This apples to oranges problem is why so many times a book reader’s criticism of the movie boils down to listing off things that were changed or left out. The implication is that if the director just got all the little details and minutiae stuffed into the film then the works would be comparable. But the end result of doing this would be a boring movie that moves at a glacial pace. On its own, this criticism over details always puts the book over the movie because it’s essentially saying that the book is more similar to the book than the movie. While technically correct, this doesn’t really move the discussion anywhere meaningful.

This Dorkly comic on Harry Potter is a great example. It’s easy to say on paper that including stuff like SPEW and a better developed Neville would have made made the Harry Potter movies feel more vibrant, but every moment spent on side stories risks losing the plot, and somehow you need to stuff 60 hours of books into 20 hours of movie. While I’m not saying that the Harry Potter movies are better than the books, it’s not hard to see that the standards put on the film version are impossible to meet. Oftentimes when an adaptation is bad it’s because some element isn’t working on a deeper level, but these surface level criticisms tend to stop the conversation just short of when it would get interesting.

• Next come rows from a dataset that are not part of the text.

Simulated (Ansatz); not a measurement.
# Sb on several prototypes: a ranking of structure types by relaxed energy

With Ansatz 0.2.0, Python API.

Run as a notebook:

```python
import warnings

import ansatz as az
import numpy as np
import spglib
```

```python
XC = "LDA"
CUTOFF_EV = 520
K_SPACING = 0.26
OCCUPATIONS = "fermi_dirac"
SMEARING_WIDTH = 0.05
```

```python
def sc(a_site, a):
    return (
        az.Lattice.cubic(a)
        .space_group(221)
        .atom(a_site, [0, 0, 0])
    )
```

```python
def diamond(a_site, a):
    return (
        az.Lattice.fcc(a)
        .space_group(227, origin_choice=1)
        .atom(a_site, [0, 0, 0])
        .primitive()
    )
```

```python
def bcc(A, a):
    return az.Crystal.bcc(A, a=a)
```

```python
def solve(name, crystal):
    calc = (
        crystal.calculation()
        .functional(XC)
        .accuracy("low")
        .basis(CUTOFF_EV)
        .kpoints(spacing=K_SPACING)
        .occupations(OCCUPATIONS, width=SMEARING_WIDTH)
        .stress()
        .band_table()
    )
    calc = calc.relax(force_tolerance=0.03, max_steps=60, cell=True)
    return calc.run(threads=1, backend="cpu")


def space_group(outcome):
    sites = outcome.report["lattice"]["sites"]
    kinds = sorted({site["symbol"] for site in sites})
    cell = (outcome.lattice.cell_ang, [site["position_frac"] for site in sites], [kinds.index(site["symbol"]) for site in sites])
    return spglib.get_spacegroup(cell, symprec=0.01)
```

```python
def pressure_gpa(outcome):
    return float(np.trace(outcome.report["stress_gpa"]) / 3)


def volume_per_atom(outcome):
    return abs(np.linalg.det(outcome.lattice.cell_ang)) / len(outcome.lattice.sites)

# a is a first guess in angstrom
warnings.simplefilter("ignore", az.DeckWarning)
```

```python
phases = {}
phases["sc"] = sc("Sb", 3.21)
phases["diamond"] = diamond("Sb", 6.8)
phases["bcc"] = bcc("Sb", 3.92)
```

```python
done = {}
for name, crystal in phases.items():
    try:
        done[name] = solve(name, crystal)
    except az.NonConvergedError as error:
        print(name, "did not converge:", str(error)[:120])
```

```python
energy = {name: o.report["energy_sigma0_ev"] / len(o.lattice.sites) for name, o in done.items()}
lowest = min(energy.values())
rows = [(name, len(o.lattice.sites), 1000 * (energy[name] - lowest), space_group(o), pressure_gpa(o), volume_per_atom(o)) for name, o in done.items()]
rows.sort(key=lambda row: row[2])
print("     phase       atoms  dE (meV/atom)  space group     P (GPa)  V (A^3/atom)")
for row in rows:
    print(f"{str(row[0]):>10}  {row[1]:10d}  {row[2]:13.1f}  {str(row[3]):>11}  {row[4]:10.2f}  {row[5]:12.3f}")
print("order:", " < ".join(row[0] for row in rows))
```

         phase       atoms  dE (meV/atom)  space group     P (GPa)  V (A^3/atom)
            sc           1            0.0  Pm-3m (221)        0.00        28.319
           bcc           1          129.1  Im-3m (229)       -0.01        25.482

I feel like the “books over movies” line is similar to the debunked “Offense sells tickets. Defense wins championships” line people use in sports. Nobody needs to extoll the virtues of offense because it gets all the limelight, while defense is boring but necessary. In the same way, blockbuster movies with budgets the size of small island nations get more than enough time in the spotlight. Meanwhile every month or so there’s a new article predicting the demise of print books or some co-worker bragging about how they got through high school only reading Sparknotes. It’s easy to get defensive, but spouting “the book is always better” isn’t going to convert anyone to a hardcore book reader. Rather than dismiss the movie version out of hand, try going into it with an open mind; it may surprise you. Or it may not, but you’ll never know unless you give it a chance.